Understanding FEA Results: What Stress, Strain, and Safety Factor Numbers Really Mean
A practical breakdown of how to read FEA output — von Mises stress, deformation plots, and safety factors — so you can make confident go/no-go design decisions.
Understanding FEA Results: What Stress, Strain, and Safety Factor Numbers Really Mean
Running an FEA simulation is only half the job. The real value comes from correctly interpreting the output — and misreading a stress plot can lead to an over-engineered part or, worse, a field failure. Here's how to make sense of the numbers your simulation gives you.
Von Mises Stress: The Most Common (and Most Misunderstood) Metric
Von Mises stress combines multiple stress components into a single value used to predict yielding in ductile materials. It's the default output in most FEA software, but it's not the whole story — it doesn't distinguish between tension and compression, so brittle materials or fatigue-critical parts need additional criteria.
Deformation and Displacement Plots
These show how much a part physically moves or bends under load. Two things to check:
Magnitude: Does the displacement stay within functional tolerances (e.g., clearances, seals, moving parts)?

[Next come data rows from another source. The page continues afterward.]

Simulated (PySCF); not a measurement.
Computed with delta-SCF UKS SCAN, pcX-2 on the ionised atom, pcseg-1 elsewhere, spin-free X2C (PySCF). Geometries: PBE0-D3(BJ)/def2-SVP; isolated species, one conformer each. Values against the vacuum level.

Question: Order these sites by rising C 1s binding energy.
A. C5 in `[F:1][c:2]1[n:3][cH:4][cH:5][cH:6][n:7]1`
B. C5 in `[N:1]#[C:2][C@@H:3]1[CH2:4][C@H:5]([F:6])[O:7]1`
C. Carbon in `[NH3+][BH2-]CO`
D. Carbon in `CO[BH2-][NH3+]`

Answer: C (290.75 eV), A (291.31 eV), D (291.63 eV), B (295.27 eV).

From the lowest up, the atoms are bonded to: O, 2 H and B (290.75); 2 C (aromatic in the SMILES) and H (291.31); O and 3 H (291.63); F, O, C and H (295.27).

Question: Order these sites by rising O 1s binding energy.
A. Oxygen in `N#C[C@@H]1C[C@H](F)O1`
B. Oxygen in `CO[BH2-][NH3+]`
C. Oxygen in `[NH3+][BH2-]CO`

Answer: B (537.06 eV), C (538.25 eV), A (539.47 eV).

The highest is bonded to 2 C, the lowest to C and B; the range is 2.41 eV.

Scale factor: Most software exaggerates deformation visually for clarity — always confirm the actual numerical values, not just the picture.
Safety Factor: The Number That Actually Drives Decisions
Safety factor compares material yield strength to the calculated stress. A factor of 1.0 means the part is right at its yield point — not a place you want to design to.
Below 1.0: Failure risk. Redesign required.
1.0–1.5: Tight margin, typically only acceptable for weight-critical aerospace applications with rigorous validation.
2.0+: Common target for general industrial and consumer products.
The "right" target safety factor depends on load uncertainty, material variability, and consequence of failure — not a fixed rule.
Mesh Convergence: Trusting Your Numbers
A single simulation result means little without a convergence check. Refining the mesh and re-running until stress values stabilize (typically within 2-5%) confirms the result isn't an artifact of a coarse mesh — especially critical at stress concentration points like fillets and holes.
Common Misreadings to Avoid
Ignoring localized stress spikes at sharp corners — these are often mesh artifacts, not real failure points, unless validated by refinement.
Trusting color plots alone — always check the numerical legend, since color scaling can visually exaggerate minor differences.
Skipping boundary condition review — results are only as good as the constraints and loads you defined.